Start exploration of oneTBB parallelization efficiency with Hotspots. Look at the Effective CPU Utilization Histogram to see the parallelization level of your application. Note that the histogram reflects the parallelization levels of your application based on the effective time spent subtracting time spent in threading runtimes.

If you see a significant portion of your elapsed time spent with Idle or Poor CPU utilization, explore the Top Hotspots table. Flagged oneTBB functions might mean that the application spends CPU time in the oneTBB runtime because of parallel inefficiencies like scheduling overhead or imbalance. To discover the reason, hover over the flag.

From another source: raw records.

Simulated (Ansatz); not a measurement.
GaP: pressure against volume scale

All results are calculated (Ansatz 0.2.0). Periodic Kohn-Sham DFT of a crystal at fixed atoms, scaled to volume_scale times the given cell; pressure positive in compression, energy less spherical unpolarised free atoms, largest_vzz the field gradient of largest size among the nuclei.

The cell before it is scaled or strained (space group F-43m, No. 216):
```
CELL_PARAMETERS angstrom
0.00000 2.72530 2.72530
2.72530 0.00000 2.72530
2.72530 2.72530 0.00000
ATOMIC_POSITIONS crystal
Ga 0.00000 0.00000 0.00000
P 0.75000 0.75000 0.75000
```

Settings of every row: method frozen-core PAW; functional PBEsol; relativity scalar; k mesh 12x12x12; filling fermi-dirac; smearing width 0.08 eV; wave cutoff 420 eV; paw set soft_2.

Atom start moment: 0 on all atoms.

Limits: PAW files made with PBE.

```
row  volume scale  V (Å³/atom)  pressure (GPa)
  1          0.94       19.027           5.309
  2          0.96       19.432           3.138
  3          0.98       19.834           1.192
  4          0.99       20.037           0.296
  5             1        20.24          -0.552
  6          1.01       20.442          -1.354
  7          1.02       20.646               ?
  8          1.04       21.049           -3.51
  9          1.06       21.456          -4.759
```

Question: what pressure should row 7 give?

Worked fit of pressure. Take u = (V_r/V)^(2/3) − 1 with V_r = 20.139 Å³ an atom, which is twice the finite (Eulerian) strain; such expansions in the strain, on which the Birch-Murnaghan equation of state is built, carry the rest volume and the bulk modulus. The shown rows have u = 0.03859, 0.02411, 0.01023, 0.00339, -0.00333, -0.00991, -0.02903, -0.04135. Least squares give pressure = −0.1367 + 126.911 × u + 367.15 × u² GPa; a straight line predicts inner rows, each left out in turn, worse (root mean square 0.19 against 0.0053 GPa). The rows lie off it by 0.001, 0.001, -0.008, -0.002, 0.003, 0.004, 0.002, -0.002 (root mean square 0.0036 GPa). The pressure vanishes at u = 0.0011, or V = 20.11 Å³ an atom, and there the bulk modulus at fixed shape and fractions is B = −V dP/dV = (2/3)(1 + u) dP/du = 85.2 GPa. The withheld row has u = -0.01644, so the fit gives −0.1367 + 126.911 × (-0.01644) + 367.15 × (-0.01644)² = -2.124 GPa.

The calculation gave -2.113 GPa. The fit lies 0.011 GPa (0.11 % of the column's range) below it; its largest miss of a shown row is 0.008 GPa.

The Bottom-up tab can give you more details about synchronization or overhead in particular oneTBB constructs. Expand the Spin Time and Overhead Time columns in the grid to determine why a particular oneTBB runtime function had a higher than usual execution time. oneTBB runtime functions are flagged when they consume more than 5% of the CPU time.

For example, an oneTBB runtime function with a high Scheduling value may indicate that your application has threading work divided into small pieces, which leads to excessive scheduling overhead as the application calls to the runtime. You can resolve this issue by increasing the threading chunk size.

If there is an idle wait time when the oneTBB runtime does not burn the CPU on synchronization, it is useful to run the Threading analysis to explore synchronization bottlenecks that can prevent effective CPU utilization. VTune Profiler recognizes all types of Intel TBB synchronization objects. If you assign a meaningful name to an object you create in the source code, the VTune Profiler recognizes and represents it in the Result tab. For performance reasons, this functionality is not enabled by default in oneTBB headers. To make the user-defined objects visible to the VTune Profiler, recompile your application with TBB_USE_THREADING_TOOLS set to 1.

To display an overhead introduced by oneTBB library internals, the VTune Profiler creates a pseudo synchronization object TBB Scheduler that includes all waits from the oneTBB runtime libraries.